Background
Most aficionados know that the Jaguar XJ6 was the last model to have benefitted from the full-throated involvement and ultimate sign-off from the marque’s founder and patriarch, Sir William Lyons.
Fewer still may be aware of Lyons’ level of personal investment in, and attachment to, the model.
Although Lyons would live a full 17 years beyond the XJ’s launch in 1968, he fully retired in 1972. He would later say of the flagship saloon, “Without any doubt at all, the XJ6 is my personal favourite. It comes closer than any other to what I always had in mind as my ideal car.”
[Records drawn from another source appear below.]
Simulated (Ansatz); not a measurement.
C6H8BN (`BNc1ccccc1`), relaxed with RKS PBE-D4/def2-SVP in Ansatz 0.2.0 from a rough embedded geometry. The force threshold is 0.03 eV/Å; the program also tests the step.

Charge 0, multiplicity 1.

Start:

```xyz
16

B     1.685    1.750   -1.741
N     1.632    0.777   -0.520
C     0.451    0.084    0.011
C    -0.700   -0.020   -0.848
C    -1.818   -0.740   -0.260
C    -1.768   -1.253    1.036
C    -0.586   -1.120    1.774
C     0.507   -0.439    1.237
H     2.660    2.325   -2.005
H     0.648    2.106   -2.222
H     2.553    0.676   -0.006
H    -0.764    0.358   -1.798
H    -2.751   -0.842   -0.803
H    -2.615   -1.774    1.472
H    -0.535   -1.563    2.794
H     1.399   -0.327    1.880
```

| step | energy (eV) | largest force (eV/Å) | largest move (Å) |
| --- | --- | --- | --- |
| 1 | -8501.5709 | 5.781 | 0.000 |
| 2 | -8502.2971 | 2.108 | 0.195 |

The Daimler versions of Jaguar’s XJ8 (X308) were built using the same excellent chassis and choice of terrific V8 engines as the eponymous Coventry cat and, together with their Jaguar stablemates, the X308 Daimlers were the last of the XJ line to be unmistakably part of the Lyons’ lineage.
The styling was a development of the traditional XJ three-box shape, albeit brought up-to-date in a particularly handsome and appealing way.
This meant the return of four round headlamps set under cowls into a wonderfully low bonnet, plus the low roofline, wrap-around rear lights and the long, sloping boot lid that give Jaguars and Daimlers their distinctive profile.
With the ‘standard’ cars powered by either a 3.2-litre V8 engine with 240bhp and 233lb/ft of torque or a 4.0-litre V8 with 290bhp and 290lb/ft, the XJR (Jaguar) and Super V8 (Daimler) iterations continued the tradition of offering something monumentally powerful to those who wanted it.
The supercharged engine developed 370bhp and 387lb/ft, enough to get a whole lot of metal, leather, glass and wood to 60mph in 5.6 seconds on its way to a 155mph restricted top speed.
Most sane people were, and remain, of the opinion that there are few more luxurious and epically memorable ways to experience warp-speed mid-range acceleration than a supercharged X308.
Even the well-known shepherd, turnip grower and home-brew salesman Jeremy Clarkson said that the supercharged X308 was, "Faster, in the real world, than a Ferrari F355... [and the] fastest saloon I've ever seen.”